Por esta vez, y de modo atrasado (en una clara señal de que el proyecto Eslavos del sur no respeta los tiempos dictados por los modernos impostores de opinión pública llamados medios de comunicación transnacionales), y como una clara excepción a la regla, ahora en su forma original y en el idioma inglés, del pasado 29 de Febrero de este 2008, publicado en The Asia Times On line, este lúcido artículo de Pepe Escobar.

A long road from Kosovo to Kurdistan
By Pepe Escobar

The precedent of Kosovo is a terrible precedent, which will de facto blow apart the whole system of international relations, developed not over decades, but over centuries. [The Americans] have not thought through the results of what they are doing. At the end of the day it is a two-ended stick and the second end will come back and hit them in the face. - Russian President Vladimir Putin

In myriad aspects, Kosovo is the new Kurdistan (and the other way around), as much as Iraq is the new Yugoslavia.
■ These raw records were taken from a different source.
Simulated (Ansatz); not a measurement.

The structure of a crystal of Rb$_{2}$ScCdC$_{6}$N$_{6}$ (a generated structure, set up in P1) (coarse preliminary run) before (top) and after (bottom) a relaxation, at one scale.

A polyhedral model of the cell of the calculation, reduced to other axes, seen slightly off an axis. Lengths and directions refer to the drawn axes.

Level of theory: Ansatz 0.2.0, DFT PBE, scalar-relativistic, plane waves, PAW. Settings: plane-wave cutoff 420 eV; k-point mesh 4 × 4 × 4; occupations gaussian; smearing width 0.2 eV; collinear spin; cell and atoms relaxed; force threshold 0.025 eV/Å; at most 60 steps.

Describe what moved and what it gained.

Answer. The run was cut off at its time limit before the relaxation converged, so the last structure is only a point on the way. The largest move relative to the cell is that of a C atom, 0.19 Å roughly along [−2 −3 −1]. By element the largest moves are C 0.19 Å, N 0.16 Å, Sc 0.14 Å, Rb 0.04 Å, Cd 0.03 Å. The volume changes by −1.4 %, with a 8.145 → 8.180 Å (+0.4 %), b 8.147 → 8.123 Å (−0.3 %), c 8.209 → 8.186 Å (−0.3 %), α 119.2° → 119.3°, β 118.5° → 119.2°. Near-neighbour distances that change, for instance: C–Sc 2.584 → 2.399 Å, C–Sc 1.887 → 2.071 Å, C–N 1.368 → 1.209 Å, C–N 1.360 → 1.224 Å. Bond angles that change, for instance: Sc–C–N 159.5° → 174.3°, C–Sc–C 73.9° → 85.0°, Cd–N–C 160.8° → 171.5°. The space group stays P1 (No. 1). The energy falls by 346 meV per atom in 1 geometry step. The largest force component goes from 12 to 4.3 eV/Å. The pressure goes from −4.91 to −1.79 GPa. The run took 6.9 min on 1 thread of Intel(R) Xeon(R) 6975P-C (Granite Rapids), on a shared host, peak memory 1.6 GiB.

The unilateral independence of Kosovo has nothing to do with "democracy". But then what's the point of this North Atlantic Treaty Organization (NATO) provocation towards Vladimir Putin's Russia - a historic ally of Serbia?

The ongoing saga revolves around two crucial, interrelated facts on the ground: Pipelineistan and the empire of 737 (and counting) US military bases in 130 countries operated by 350,000-plus Americans. In short: it revolves around the trans-Balkan AMBO pipeline and Camp Bondsteel in Kosovo, the the largest US base built in Europe in a generation.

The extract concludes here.